Data often finds itself embroiled in analogies describing its nature. From oil to air, many theorists have tried to capture the nature of data when it is used as an economic resource. Recently, a proposal was made to determine the ownership of this economic resource. The Committee of Experts on Non-Personal Data Governance Framework was set up by the Ministry of Electronics and Information Technology and recently submitted its recommendations. They focus on the economics of data use and can fundamentally change the digital economy. They allow some democratic say in how data is governed, and for this reason deserve conditional support.
The Committee recognises that data is increasingly contributing to wealth generation, and that the digital economy is characterised by concentrated markets. With this background, it makes recommendations concerning non-personal data. The Justice Srikrishna Committee made recommendations relating to the protection of personal data in 2018.

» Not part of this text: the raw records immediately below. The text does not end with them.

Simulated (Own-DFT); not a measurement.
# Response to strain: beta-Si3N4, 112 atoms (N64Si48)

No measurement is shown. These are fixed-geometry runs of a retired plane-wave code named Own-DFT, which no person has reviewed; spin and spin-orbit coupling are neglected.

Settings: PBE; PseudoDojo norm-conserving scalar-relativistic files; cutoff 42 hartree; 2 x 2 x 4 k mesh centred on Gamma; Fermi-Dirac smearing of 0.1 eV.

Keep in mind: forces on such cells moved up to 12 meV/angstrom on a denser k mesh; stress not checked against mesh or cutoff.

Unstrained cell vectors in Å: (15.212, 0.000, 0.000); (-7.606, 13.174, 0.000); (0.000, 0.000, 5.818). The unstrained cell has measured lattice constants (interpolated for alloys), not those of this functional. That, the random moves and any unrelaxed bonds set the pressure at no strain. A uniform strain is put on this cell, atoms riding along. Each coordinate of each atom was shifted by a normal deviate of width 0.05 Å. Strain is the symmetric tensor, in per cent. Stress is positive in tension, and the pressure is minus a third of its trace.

The report defines non-personal data as data that either was never about identifiable people (such as data collected through sensors in the soil), or anonymised data (such as data about people, but which has gone through anonymisation processes so that it cannot be traced back to people). It recommends the creation of anonymisation standards and for consent to convert personal data into anonymised non-personal data. It also recommends that non-personal aggregated sensitive personal data (such as data on political beliefs) should carry the same privacy protections as sensitive personal data.
The report says that certain kinds of non-personal data, even if they are collected by private companies, should not be considered the property of these companies. This means that if Uber collects data while providing a cab matching service, this data in its anonymised form cannot be said to belong to Uber alone. Potentially, other cab companies, Uber drivers, city dwellers and/or the municipal corporation could also have some rights over this data. We shall refer to this recommendation of making non-personal data available to certain groups and/or the public as “mandated non-personal data sharing”. This recommendation is not for all kinds of non-personal data, and neither does non-personal data become automatically shareable or shared.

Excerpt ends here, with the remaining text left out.